For a growing number of Canadians, the housing market is broken. In 2021, an estimated 1.5 million Canadian households lived in core housing need, defined as living in an unsuitable, inadequate, or unaffordable dwelling.1 The cost of home ownership remains close to all-time highs relative to income. Tight rental markets have given landlords tremendous bargaining power to raise rents sky high. And homelessness is pervasive across the country, from street and park encampments to people getting by in vehicles or by couch surfing.
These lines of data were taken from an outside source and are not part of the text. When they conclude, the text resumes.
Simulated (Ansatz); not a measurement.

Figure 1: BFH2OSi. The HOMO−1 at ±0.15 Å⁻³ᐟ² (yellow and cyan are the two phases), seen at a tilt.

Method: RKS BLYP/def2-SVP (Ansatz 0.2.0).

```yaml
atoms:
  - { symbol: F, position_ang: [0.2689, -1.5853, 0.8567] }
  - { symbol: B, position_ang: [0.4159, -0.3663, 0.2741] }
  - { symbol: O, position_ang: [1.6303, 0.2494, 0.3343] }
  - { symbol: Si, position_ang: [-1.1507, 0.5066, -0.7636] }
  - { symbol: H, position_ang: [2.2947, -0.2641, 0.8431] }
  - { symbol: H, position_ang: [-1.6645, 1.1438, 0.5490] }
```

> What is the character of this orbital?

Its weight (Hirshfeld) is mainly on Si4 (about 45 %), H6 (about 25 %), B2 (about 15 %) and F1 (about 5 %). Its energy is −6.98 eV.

At its core, Canada’s housing market is afflicted by decades of financialization—the treatment of housing primarily as an investment, rather than a place to live. As the National Right to Housing Network comments, “From unreasonable rent hikes to evictions and renovictions, poor maintenance, displacement of communities, and discrimination, financialization has hugely damaging impacts on the right to housing in Canada, particularly for already-disadvantaged groups such as seniors, low-income tenants, people with disabilities, members of Black communities, immigrants, and many others.”2

This housing crisis has been brewing for decades. Fixing it will require major new public investments for a generation.

Overview

Adequate, affordable housing is a basic human need and a socioeconomic determinant of health, the absence of which results in poorer physical and mental health outcomes. Canada’s 2019 National Housing Strategy Act recognized that “housing is essential to the inherent dignity and well-being of the person” and that “the right to housing is a fundamental human right affirmed in international law.”3

In practice, the National Housing Strategy (NHS) has yet to fully allocate the resources—or leverage critical policy levers—necessary to realize its own rhetoric. The NHS has spurred some new rental housing through low-interest loans (Rental Construction Financing Initiative), has been slowly rolling out a modest amount of new social housing (National Housing Co-Investment Fund), and more recently has supported the purchase of hotels and other facilities to address homelessness (Rapid Housing Initiative). However, its funding profile is dominated by loans to for-profit rental development rather than investments in non-market housing.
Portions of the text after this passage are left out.